Published: Mon Oct 31 2016 3:30 PM
Since early September, Mt Ruapehu’s Crater Lake had been heating at a rate of around 1°C per day, reaching a maximum of 40ºC on October 4. The lake temperature has cooled slightly since then and is now hovering around 37°C. After October 18, the level of volcanic tremor under Mt Ruapehu increased in strength. Volcanic tremor is always present at Mt Ruapehu, however the level can vary.
An increase in the strength of volcanic tremor began on October 18, where a sharp increase was noted before the energy declined a day later. Subsequent tremor increases occurred again on October 25 and 28, and currently remains higher than normal. These tremor pulses do not appear to be related to any variation in the lake temperature. Our records show that similar periods of increased volcanic tremor were present May-June 2016, again when the lake temperature was high. Importantly, no eruptive activity or geysering was noted in Crater Lake during the previous periods of volcanic tremor.
Weather conditions have not been ideal for mountain observations. Nevertheless, our scientists will be visiting the lake to collect water samples for further analysis and making a gas flight when the weather conditions improve.
The active crater at Mt Ruapehu is occupied by Crater Lake and it displays temperatures that typically range between about 15 and 40°C and the phases can last between about 9 and 20 months. The lake cooled to a minimum of 12°C in mid-August and then remained at 13-14°C until early September when it started to heat again and reached a peak of 39.8°C on October 4.
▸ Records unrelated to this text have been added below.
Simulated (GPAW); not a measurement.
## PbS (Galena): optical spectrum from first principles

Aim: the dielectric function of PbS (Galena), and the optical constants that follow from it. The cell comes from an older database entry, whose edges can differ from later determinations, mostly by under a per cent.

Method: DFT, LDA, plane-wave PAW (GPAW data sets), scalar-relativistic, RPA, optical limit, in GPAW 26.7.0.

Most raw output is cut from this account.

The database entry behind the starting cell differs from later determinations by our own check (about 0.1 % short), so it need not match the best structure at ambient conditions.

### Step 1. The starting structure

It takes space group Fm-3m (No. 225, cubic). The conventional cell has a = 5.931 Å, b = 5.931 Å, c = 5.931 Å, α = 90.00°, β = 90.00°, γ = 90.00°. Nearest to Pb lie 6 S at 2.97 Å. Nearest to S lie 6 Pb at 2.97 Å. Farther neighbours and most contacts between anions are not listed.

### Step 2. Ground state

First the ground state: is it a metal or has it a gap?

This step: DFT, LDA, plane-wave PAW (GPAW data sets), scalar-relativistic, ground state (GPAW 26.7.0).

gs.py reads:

GNS Science volcanologists continue to closely monitor Ruapehu through the GeoNet project. The Volcanic Alert Level for Mt Ruapehu remains at Level 1 (minor volcanic unrest) and the Aviation Colour Code also remains unchanged at Green. The Volcanic Alert Level ranges from 0 to 5 and defines the current status at a volcano. Aviation Colour Codes are based on four colours and are intended for reference only in the international civil aviation community.